"The Constitution of 3 May 1791" is the title of an open-air exhibition prepared by the Polish History Museum in Warsaw and the Lithuanian Institute of History in Vilnius. Yesterday, the exhibition was assembled in front of the St Peter and St Paul Cathedral in Kamianets-Podilskyi in Ukraine, where its festive opening took place.
The event was attended by the Consul General of the Republic of Poland in Vinnytsia Damian Ciarciński, Director of the Polish Institute in Kyiv Robert Czyżewski, Deputy Director of the Polish History Museum Anna Piekarska, parson of the St Peter and St Paul Cathedral in Kamianets-Podilskyi Father Roman Twaróg, Director of the Kamianets Fortress Aleksander Zaremba, Director of the Khotyn Fortress Elżbieta Bujnowska, Director of the Humanitarian Policy Department of the City Council in Kamianets-Podilskyi Dmytro Nazarenko, as well as representatives of local organisations of the Polish diaspora. The exhibition’s patron is Małgorzata Gosiewska, Deputy Speaker of the Polish Sejm.

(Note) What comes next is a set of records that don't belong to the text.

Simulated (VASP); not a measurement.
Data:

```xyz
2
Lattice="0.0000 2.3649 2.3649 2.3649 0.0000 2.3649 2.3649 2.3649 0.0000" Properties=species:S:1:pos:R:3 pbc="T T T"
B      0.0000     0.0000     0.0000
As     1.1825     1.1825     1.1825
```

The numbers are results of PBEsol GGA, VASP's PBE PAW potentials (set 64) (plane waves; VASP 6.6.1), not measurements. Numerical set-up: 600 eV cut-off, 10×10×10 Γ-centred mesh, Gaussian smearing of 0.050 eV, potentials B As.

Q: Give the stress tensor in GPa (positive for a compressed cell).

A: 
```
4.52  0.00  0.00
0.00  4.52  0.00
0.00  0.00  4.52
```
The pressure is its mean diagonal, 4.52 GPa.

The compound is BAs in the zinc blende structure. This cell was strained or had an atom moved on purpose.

The viewer has been given the opportunity to become familiar with what impacted the shape of the Law on Government, as the Constitution was officially called: on the one hand the dynamic development of public thought and bold reforms of selected areas of public life, and on the other the difficult political situation inside the country and in the international context. The exhibition also shows the pride and joy accompanying the adoption of the pioneering legal act, the enthusiastic reaction of the foreign press to it as well as the power the memory of the Constitution of 3 May 1791 gave the residents of the Polish–Lithuanian Commonwealth in the dreary times of the partitions and later under communist rule after the Second World War. The authors have selected the most typical cultural texts illustrating the phenomena showcased in the exhibition: paintings and literary works, prints of the period as well as photographs. In the Ukrainian-language version of the exhibition, more attention has been given to the themes related to the situation of the Greek Catholic and Orthodox Churches as well as the 1792 Polish–Russian war and the Partition Sejm in Grodno.
After the official part, Wojciech Kalwat, a co-author of the exhibition script and the head of the Cultural Projects and International Cooperation Department of the Polish History Museum, offered a round tour of the exposition.
Available in Polish and Ukrainian, the 28-panel exhibition is waiting for the viewers in Kamianets-Podilskyi until the end of June.